UK Employment beats sending cable above 1.6600

Market awaits FOMC

Nikkei 0.35% Europe -.18%

Oil $99/bbl

Gold $1353/oz.

Europe and Asia:

NZD BOP -1.4B vs. -1.5B

JPY Trade -1.13T vs. -0.89T

GBP UK Claimant Count -33.9K vs. -27.6K

North America:

CAD Wholesale Sales 8:30 AM

USD Current Account 8:30 AM


UK labor data once again beat expectations sending pound to session highs above the 1.6600 level in morning London dealing. The UK claimant count printed at -34.6K much better than the -25K eyed as unemployment rolls were reduced further. The prior reading was upgraded as well to -33.9K from -27.6K initially reported. The unemployment rate remained steady at 7.2%.
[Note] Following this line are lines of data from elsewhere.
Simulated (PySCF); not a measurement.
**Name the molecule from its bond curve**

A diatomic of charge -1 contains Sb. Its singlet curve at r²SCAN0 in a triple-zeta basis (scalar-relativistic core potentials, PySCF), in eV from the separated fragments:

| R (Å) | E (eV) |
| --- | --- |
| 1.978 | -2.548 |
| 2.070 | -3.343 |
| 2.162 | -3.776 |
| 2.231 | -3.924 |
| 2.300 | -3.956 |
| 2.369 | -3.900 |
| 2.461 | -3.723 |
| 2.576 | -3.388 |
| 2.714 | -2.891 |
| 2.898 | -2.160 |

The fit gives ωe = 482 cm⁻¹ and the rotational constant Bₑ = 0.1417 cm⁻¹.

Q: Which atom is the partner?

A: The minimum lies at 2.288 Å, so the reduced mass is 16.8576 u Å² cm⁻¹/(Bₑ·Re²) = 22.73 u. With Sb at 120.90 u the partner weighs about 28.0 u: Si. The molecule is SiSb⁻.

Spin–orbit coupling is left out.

Overall, this was another very impressive report made more so by the rise in average wage earnings which increased by 1.4% versus 1.3%. The rise in wages continues to lag the rise in inflation but both gauges are moving in the right direction with wages increasing while inflation continues to decline. That dynamic should prove supportive to cable bulls who are betting that the BoE will be the first G-7 central bank to hike rates in more than 5 years.

Today’s BoE minutes revealed little fresh information with central bank noting that the latest GDP revisions suggest more balanced growth. However, policymakers remained concerned about the impact of strengthening pound on the UK economy. Some MPC members were worried that it may have a disinflationary impact on prices obviating the need for near term rate hikes.

Indeed the discussion of pound strength cooled speculative sentiment post the release of the MPC minutes and the pair stalled at the 1.6630 level as short term traders took quick profits on the move. The BoE officials clearly do not want to see a strengthening currency, but like their counterparts in New Zealand they may have to act on rates sooner rather than later if the economy continues to perform at the current pace. Delaying tightening too long could provide the foundation for another housing bubble with much graver consequences.

Meanwhile in North America today attention will turn to the Fed as the new chairwoman Janet Yellen holds her first FOMC conference. Ms. Yellen is a known dove, but so far she has adhered to a very steady line of continuity in her policy actions indicating that the Fed taper program will proceed on schedule.

Given the relatively strong US labor data readings there is no reason to think that she will change her tone at today’s presser. Even the recent geo-political tensions are unlikely to have much impact on Fed policy since they are not creating any meaningful economic drag. The one question for the market is whether Ms. Yellen will choose to do a “Mark Carney” and suggest that when the Fed decides to begin raising rates, the tightening cycle is likely to top out at much lower levels than historical norms. Such dovish slant could prove to be mildly dollar bearish, but overall today’s press conference is unlikely to create much volatility.